Hound Dog Taylor only released two albums in his lifetime, but they’re both amazing. His crude, slashing slide guitar — listening to it’s like being whipped across the face with a car antenna — is backed by Brewer Phillips’ rhythm guitar and Ted Harvey’s drums, and the music has a loose, headlong crudity that almost prefigures punk rock. Their version of Elmore James’ “Hawaiian Boogie” (they also play his “Talk To My Baby”) is so nasty it’s nearly atonal at times, with Taylor’s strings sliding so loose they might slip right off the neck. Even when things aren’t quite as berserk, as on the loping boogie “See Me in the Evening,” there are sudden bursts of static and noise from Taylor’s cheap-ass guitar that push things out of the realm of comfort and into wild abandon.
This album, released in 1963, was recorded at two different sessions nearly a decade apart, the first in 1953 and the second in 1961. And yet, the whole thing fits together seamlessly, because John Lee Hooker was such an individualistic musician, he was almost an outsider artist at times. On almost the whole album, it’s just him and his heavily reverbed, distorted electric guitar, the slap of his foot providing the only rhythm. He chops out simple chords and short melodic flourishes, murmuring his lyrics in a gravelly growl that seems to emanate from the earth itself. There are also two instrumentals, “Misbelieving Baby” and “I Ain’t Got Nobody,” on which he duets — if that’s the word — with Earl Hooker (no relation), and those are astonishing proto-noise-rock.
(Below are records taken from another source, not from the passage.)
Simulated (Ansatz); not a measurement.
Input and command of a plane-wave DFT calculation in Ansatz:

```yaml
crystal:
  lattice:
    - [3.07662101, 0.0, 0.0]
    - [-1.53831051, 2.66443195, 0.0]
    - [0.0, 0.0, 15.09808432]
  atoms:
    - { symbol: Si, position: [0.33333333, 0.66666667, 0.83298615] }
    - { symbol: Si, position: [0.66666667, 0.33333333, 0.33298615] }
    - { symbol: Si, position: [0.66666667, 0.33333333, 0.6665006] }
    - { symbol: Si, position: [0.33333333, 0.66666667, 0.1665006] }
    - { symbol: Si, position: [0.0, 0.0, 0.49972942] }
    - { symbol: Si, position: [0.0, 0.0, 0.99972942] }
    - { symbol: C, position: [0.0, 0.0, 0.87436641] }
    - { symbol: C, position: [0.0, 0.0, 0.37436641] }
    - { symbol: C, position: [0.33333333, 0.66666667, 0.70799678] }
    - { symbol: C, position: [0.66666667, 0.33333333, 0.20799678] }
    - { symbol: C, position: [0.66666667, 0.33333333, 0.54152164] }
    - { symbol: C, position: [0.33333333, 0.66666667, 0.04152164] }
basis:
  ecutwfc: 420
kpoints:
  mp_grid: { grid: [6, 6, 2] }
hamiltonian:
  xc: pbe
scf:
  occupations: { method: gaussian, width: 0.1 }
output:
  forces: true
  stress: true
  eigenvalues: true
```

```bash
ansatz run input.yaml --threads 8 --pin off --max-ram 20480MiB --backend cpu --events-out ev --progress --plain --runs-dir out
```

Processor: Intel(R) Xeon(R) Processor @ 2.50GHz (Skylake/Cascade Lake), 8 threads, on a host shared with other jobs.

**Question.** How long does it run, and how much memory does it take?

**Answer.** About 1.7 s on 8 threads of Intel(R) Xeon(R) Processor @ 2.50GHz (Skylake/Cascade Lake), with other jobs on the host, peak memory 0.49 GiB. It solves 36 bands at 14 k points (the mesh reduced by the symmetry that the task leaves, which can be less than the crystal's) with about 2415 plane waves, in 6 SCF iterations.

Koko Taylor earned her nickname “the Queen of the Blues” on the road, where her hurricane-strength vocals, backed by a hard-charging band, lashed audiences into submission for decades. This compilation gathers her singles, most notably her hit 1966 cover of Howlin’ Wolf’s “Wang Dang Doodle.” Her version of Willie Dixon’s “Insane Asylum,” recorded as a duet with him, is one of the most harrowing songs in the entire Chicago blues repertoire, but she’s got a solid line in lyrical wit, too, as proved on more lighthearted songs like “I Don’t Care Who Knows,” “Whatever I Am, You Made Me” and “Bills, Bills And More Bills.” She even makes Buddy Guy’s “Let Me Love You Baby” her own, flipping the lyrical gender while retaining the objectification, leering over the way her man walks. Her backing bands are as adept at gutbucket grooves as driving soul and R&B, too.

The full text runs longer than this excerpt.